This is the mail archive of the
libc-alpha@sourceware.org
mailing list for the glibc project.
Re: Should glibc provide a builtin C.UTF-8 locale?
- From: Paul Eggert <eggert at cs dot ucla dot edu>
- To: Mike FABIAN <mfabian at redhat dot com>, keld at keldix dot com
- Cc: Carlos O'Donell <carlos at redhat dot com>, GNU C Library <libc-alpha at sourceware dot org>, Pravin Satpute <psatpute at redhat dot com>, Jens Petersen <petersen at redhat dot com>
- Date: Tue, 27 Oct 2015 14:02:03 -0700
- Subject: Re: Should glibc provide a builtin C.UTF-8 locale?
- Authentication-results: sourceware.org; auth=none
- References: <54DB8243 dot 3050903 at redhat dot com> <20151021174936 dot GA26317 at vapier dot lan> <5627DAAE dot 8060703 at redhat dot com> <20151021205540 dot GA30739 at www5 dot open-std dot org> <s9dr3kgfqlx dot fsf at ari dot site>
On 10/27/2015 05:22 AM, Mike FABIAN wrote:
Do we care how a C.UTF-8 locale sorts outside of the ASCII range?

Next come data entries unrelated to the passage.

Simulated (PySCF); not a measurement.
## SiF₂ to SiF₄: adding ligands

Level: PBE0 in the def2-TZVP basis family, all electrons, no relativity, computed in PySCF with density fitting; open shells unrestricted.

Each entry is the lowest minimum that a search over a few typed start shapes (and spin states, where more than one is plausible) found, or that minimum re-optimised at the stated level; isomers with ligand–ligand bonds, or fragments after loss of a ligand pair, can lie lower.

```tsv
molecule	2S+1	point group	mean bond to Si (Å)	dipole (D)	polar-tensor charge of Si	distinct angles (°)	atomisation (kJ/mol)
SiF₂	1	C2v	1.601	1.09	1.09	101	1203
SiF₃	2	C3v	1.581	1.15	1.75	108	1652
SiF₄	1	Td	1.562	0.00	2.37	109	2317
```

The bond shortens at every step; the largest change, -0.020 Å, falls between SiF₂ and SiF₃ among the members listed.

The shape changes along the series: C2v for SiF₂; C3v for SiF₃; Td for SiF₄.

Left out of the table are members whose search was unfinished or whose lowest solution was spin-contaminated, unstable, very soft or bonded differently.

I think people will care about this. I expect the preference for the C
locale, will be to use Unicode code point order -- at least, that's been
my experience when helping to maintain GNU apps. Others might disagree....
What does (or should) collation do with encoding errors? This is not a
problem for a unibyte C locale that simply uses byte values, but it will
be a problem for C.UTF-8. Should encoding-error bytes be sorted after
the code points, or before the code points, or what? POSIX doesn't say
to do with encoding errors, but glibc should do something reasonable.